4 comments to Blue-Footed Booby Diving Part II. The Considerations: 400 DO II or 100-400 II for Flight?

  • avatar Bob W

    In my limited experience with the 400 DO II, the lens might also be compared to the Canon 600 II when using it with a 1.4 TE, (560mm equivalent). Even though it costs the shooter a stop, I believe it is a superior lens to the 600mm when handheld on moving subjects; birds in flight, bears etc.

  • avatar frank sheets

    YAW. My pleasure and my learning more.

  • avatar frank sheets

    Hi Artie, another great image of the a diving Booby. I guess my preference between the two would be the first only because if your are going to show a “Blue Footed Booby” it would be preferential that the bird have blue feet. But variety makes for more fun!

    I had to go back and forth several times to ingrain the reasons behind the underexposure of the dark portions of the bird: bird facing away from sun angle, the issue of maintaining the highlights and hence the underexposure of darker portions of the bird. I may still not have it all in my head, but thanks for the challenge of trying to understand.

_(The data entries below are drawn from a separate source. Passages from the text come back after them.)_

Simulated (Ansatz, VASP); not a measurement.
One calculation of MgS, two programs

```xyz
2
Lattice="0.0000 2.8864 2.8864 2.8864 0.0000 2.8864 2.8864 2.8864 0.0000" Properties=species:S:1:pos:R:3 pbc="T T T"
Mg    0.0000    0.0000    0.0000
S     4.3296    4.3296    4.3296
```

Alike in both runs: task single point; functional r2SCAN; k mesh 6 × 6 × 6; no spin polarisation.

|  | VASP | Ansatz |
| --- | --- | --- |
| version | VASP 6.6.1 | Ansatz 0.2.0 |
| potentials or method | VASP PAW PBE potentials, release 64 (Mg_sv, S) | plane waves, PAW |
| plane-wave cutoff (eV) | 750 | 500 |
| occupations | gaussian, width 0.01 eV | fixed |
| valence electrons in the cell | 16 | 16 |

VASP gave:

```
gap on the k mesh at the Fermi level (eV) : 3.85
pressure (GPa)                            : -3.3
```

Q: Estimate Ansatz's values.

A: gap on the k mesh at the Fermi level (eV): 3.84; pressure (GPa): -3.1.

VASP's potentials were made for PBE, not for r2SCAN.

    And I am with you on the difficulty on the choice between the DOII and the 100/400. I am one of the lucky ones who have to make that choice. Prior to the Galapagos trip, my go to for flight was the DOII, hands down. I guess I just like faster to give me a little more comfort that I’m going to get sharper images. You are better at flight than I am, as proven, in that your got a very sharp image at 1/1000. Me, I need more of a comfort zone and definitely more than 1/1000. But, there are some tremendous benefits of the 100/400 in the right conditions. And, spending more time with that lens makes the decision even more difficult. They are both great lenses!

    Decisions, decisions. What is one to do?

    • avatar Arthur Morris/BIRDS AS ART

      Hey Frank, Thanks for your continued and excellent contributions here on the blog.